Program aborts, terminates or fails (?) and leaves frozen filesystem behind

mpdude commented 6 years ago

I repeatedly had to intervene on machines because of a locked file system that caused lots of processes stuck in the D (waiting for disk I/O) state.

I found that before the problems started, a cron-scheduled run of ec2-consistent-snapshot left the following in the log.

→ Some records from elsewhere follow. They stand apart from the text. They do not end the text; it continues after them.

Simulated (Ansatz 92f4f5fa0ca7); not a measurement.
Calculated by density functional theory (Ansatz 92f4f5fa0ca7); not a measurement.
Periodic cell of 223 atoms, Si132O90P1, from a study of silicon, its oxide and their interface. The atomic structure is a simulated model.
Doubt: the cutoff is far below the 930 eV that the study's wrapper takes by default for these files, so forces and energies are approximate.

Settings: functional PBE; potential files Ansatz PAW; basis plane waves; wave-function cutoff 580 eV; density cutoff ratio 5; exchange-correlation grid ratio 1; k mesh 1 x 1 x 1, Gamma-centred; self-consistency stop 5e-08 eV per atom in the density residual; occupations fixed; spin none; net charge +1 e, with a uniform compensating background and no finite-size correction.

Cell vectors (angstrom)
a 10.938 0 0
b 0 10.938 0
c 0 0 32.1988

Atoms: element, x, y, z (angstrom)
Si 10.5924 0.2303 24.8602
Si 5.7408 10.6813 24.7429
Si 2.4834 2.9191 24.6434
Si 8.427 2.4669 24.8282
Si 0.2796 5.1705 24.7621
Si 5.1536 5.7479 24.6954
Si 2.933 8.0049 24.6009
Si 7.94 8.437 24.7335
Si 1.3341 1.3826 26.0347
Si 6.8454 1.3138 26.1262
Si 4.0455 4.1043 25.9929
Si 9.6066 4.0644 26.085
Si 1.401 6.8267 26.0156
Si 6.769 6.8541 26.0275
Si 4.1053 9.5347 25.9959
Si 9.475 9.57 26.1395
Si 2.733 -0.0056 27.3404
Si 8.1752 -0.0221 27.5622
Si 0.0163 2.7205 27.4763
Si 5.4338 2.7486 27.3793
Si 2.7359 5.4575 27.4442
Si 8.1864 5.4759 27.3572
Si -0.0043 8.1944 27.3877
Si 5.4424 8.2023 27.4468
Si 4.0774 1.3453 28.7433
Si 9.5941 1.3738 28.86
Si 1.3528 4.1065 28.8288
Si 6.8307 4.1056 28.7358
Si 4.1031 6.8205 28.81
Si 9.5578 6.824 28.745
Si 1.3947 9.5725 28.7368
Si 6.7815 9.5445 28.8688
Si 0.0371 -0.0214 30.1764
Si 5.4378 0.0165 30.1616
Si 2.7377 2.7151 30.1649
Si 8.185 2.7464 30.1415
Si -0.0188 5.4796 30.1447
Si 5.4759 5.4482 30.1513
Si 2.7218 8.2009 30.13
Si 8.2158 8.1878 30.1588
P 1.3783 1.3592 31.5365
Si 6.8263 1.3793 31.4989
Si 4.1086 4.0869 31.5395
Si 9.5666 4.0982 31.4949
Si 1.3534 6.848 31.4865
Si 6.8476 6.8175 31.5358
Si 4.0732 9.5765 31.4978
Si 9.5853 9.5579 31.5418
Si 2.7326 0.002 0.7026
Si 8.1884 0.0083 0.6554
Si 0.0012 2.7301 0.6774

ec2-consistent-snapshot: Using AWS access key: ...
ec2-consistent-snapshot: Sat Mar 17 14:33:04 2018: No volume ids specified; discovering volume ids
ec2-consistent-snapshot: Sat Mar 17 14:33:04 2018: Discovering volume ids for: /vol
ec2-consistent-snapshot: Sat Mar 17 14:33:04 2018: Determining instance id
ec2-consistent-snapshot: Sat Mar 17 14:33:04 2018: create EC2 object
ec2-consistent-snapshot: Endpoint: https://ec2.eu-west-1.amazonaws.com
ec2-consistent-snapshot: Sat Mar 17 14:33:04 2018: Fetching instance description for i-...
ec2-consistent-snapshot: Sat Mar 17 14:33:05 2018: Found EBS block devices for i-...: 
ec2-consistent-snapshot: Sat Mar 17 14:33:05 2018:     vol-... /dev/sda1
ec2-consistent-snapshot: Sat Mar 17 14:33:05 2018:     vol-... /dev/sdf
ec2-consistent-snapshot: Using description '...' for all snapshot descriptions
ec2-consistent-snapshot: Using tag '...' for all snapshot tags
ec2-consistent-snapshot: Sat Mar 17 14:33:05 2018: MySQL connect as debian-sys-maint
ec2-consistent-snapshot: Sat Mar 17 14:33:05 2018: MySQL flush
ec2-consistent-snapshot: Sat Mar 17 14:33:05 2018: MySQL flush & lock
ec2-consistent-snapshot: Sat Mar 17 14:33:05 2018: sync
ec2-consistent-snapshot: Sat Mar 17 14:33:05 2018: /sbin/fsfreeze -f /vol

This aborts in the middle of the execution, i. e. no additional messages are logged by this process afterwards.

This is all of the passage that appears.